Years after the Great Recession, the U.S. economy is still struggling.
The unemployment rate has been stubbornly high, although it has crept in the right direction after hitting a peak of 10 percent in October 2009.
The most recent figures were released last week, showing the national rate dropped three-tenths of a point in November, to 7.0 percent.
Pennsylvania's rate was slightly higher, at 7.3 percent, while the York-Hanover rate dropped to 6.9 percent - the lowest since February 2009.
Still, all of these figures are well below the 4 percent to 6 percent most economists say signal a healthy economy.

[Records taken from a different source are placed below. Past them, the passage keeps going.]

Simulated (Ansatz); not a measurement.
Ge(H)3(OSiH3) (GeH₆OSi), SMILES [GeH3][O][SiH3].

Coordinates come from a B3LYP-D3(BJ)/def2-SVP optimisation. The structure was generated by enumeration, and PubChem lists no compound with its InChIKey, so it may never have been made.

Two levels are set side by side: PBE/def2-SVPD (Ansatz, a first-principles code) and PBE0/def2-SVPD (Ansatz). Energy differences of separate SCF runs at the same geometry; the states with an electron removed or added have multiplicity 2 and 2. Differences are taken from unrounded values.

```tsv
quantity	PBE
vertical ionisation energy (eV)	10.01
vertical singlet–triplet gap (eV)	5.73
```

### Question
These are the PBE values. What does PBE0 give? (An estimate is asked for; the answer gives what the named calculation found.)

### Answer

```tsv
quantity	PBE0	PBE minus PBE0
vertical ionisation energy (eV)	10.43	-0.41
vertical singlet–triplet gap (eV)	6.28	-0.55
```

This was no ordinary recession, which is why in 2008 Congress stepped in to extend federal unemployment benefits for up to 99 weeks for those still struggling to find work.
Although things are by no means back to normal, federal lawmakers allowed that lifeline to expire at the end of the year.
As a result, 1 .3 million people lost their long-term unemployment benefits, and another 3.5 million who would have been eligible in 2014 will be denied the aid.
The effort was led by Republicans, whose main argument seems to be these Americans won't fly to new jobs unless they're pushed out of the nest.
It's a cynical view and simply wrong.
Recipients are required to look for work in order to receive the benefits, which on average amount to $1,200.
What they're finding, according to a U.S. Bureau of Labor Statistics report released last month, is there are three job seekers for every opening.
The fact is long-term unemployment still is as high as it has ever been since World War II.
Not only do these benefits help people through rough times - to feed, shelter and clothe themselves and their families - they also help the nation's economic recovery.
Take away millions of Americans' lifelines, and they'll have less to spend, meaning less incentive for employers to hire.
The cycle will continue; the misery will simply be much greater.
Members of Congress are beginning to see the error of their ways, with the Senate Thursday debating an extension of long-term unemployment benefits for between three months and a year.
Although Democrats and Republicans continue to haggle over whether to make offsetting budgets cuts - and where - to pay for the extension, both sides sound optimistic a deal can be reached.
The House, where common-sense ideas tend to die, is another matter.
We can only hope members of that chamber follow suit - if not out of compassion for fellow Americans in a time of need, then for the good of the country.